Chief Executive Leung Chun-ying said shortage of land in the city is the root of the problem involving the alleged abuse of residents at an elderly-care home in Taipo, Ming Pao Daily reported.
In a question-and-answer session at the Legislative Council on Thursday, Leung said he was heartbroken following complaints that seniors at the Tai Po Cambridge Nursing Home were not being treated with respect, adding that the Social Welfare Department is looking into the case.
Lawmaker Fernando Cheung urged the government to tighten rules under the Residential Care Homes (Elderly Persons) Ordinance and set up an official accreditation system for these institutions.
Leung said he pays visits to elderly homes whenever he can squeeze the time and admitted there is a wide gap in the quality of services among the providers.
But he said the issue concerning elderly homes is more about land supply than service quality.
Even with the adoption of an accreditation system, seniors will not be getting the right quality of service as a large portion of the elderly home operator’s budget goes to the payment of unreasonably high rent.

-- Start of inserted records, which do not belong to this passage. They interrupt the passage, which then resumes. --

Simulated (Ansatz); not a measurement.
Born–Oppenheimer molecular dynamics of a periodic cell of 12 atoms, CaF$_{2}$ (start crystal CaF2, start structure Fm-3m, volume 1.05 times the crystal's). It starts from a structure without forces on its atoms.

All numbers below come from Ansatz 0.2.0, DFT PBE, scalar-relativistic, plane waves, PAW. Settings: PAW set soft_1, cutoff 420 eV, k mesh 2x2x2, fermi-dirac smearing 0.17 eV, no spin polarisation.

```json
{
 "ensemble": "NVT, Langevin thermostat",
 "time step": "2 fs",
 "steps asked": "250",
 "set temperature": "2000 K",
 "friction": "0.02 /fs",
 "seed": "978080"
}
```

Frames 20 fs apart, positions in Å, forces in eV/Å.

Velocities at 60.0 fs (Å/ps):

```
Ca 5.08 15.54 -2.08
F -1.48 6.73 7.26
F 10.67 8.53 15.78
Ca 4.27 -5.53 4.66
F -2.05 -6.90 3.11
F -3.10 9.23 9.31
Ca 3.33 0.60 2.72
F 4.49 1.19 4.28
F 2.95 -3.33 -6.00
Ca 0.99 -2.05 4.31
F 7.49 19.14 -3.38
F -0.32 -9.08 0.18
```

Legislator Peter Cheung said Leung was missing the point by blaming land supply for problems found recently in an elderly home.
Cheung said operators could levy a higher charge and offer better services in return, but many were simply offering substandard services.
Lam Yu-kiu, deputy chairman of the Association for the Rights of the Elderly, said Leung was oversimplifying the issue by citing the shortage of land as a justification for the Taipo case.
Lam blamed the problems at the nursing home on its poor attitude towards service and the inadequate training of its employees.
Social welfare authorities have launched an investigation into Tai Po Cambridge Nursing Home, a private elderly-care home, following complaints from neighbors that seniors were being left naked for prolonged periods on a building terrace before they were given baths.